It pains me to criticize Bret Easton Ellis since I’ve picked up every book he’s written as soon as it came out.  I’d judge Imperial Bedrooms as his least successful novel, but for fans, it still has moments of brilliant lyricism and the disorienting anomie we’ve come to love.  Less Than Zero was tough to follow up.  Most of us thought that all of the characters would be dead by now.

Angel Fiction Wars: Anne Rice vs. Danielle Trussoni

Some months back, I read Anne Rice’s Angel Time and posted my impressions here.  I just finished Danielle Trussoni’s Angelology, so it’s time to throw the literary gauntlet down.
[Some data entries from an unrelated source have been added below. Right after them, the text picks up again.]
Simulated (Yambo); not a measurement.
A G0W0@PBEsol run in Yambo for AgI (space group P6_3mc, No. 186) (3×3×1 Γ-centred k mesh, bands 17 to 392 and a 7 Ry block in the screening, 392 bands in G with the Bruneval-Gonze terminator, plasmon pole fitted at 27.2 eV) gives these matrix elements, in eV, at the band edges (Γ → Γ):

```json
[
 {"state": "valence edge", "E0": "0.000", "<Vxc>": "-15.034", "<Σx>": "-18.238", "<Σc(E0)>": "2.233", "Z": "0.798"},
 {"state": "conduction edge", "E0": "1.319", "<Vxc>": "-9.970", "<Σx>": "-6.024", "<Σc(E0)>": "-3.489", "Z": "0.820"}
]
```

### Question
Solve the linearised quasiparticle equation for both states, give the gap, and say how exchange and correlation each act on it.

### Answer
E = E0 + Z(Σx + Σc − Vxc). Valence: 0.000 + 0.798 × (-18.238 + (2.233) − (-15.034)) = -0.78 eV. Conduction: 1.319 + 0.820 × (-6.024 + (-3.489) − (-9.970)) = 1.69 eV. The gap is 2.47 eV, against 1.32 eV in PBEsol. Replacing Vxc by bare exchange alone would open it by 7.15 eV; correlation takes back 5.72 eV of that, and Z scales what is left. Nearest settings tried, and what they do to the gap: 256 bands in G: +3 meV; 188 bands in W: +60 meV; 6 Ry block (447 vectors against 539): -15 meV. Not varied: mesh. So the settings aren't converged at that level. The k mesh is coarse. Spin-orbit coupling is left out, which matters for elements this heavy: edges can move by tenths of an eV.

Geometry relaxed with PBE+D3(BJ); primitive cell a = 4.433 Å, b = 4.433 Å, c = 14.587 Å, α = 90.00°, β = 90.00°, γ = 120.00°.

A quick synopsis of Trussoni’s book:  The story is about Evangeline, a young nun/librarian, who is pulled into the secret world of Angelology by a seemingly routine request.  A scholar Verlaine, hired by a mysterious, ailing man, wants information about a correspondence between her convent’s founding abbess and the philanthropist Abigail Rockefeller.   Quickly, Evangeline’s quiet and secluded world unravels.  The two women’s archived letters point to a conspiracy to protect Evangeline from a brood of fallen angels (the Nephilim) and a hidden society of angel “scientists” determined to release mankind from Nephilim oppression.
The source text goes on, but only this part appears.